0
votes

I am looking to gain some insight into my data. I am converting them into VSM using sklearn PCA and plotting them to a matplotlib graph. THis involves

  1. Casting the documents to a number matrix using pipeline

    test = pipeline.fit_transform(docs).todense()
    
  2. Fitting it to my model

    pca = PCA().fit(test)
    
  3. Then I am converting it using transform

        data = pca.transform(test)
    
  4. Finally I am plotting the results using Matplotlib

       plt.scatter(data[:,0], data[:,1], c = categories)
    

My question is this: How do I take new sentences and determine where they would lie in relation to the other documents plotted. Using an X to mark their relative positions ?

Thanks

1

1 Answers

1
votes
  1. Also cast the new documents to a numeric array

    new = pipeline.transform(new_docs).todense()
    

    Note that this uses the pipeline with the previously fitted parameters, hence it's pipeline.transform, not pipeline.fit_transform.

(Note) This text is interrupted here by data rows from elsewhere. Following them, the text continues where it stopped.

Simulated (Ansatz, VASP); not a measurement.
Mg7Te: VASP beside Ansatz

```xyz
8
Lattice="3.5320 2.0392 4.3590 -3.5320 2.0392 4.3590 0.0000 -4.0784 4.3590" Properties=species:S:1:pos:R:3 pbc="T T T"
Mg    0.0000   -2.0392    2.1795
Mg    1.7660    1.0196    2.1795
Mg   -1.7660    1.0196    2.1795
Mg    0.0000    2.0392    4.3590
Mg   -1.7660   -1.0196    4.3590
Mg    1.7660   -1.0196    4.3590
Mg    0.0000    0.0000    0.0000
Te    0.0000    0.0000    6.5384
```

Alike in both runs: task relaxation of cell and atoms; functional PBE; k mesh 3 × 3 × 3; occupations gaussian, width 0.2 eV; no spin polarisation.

  2. Transform the new data using the previously fitted pca.

    new_data = pca.transform(new)
    

    This will transform the new data to the same PC-space as the original data.

  3. Add the new data to the plot using a second scatter.

    plt.scatter(data[:,0], data[:,1], c = categories)
    plt.scatter(new_data[:,0], new_data[:,1], marker = 'x')
    plt.show()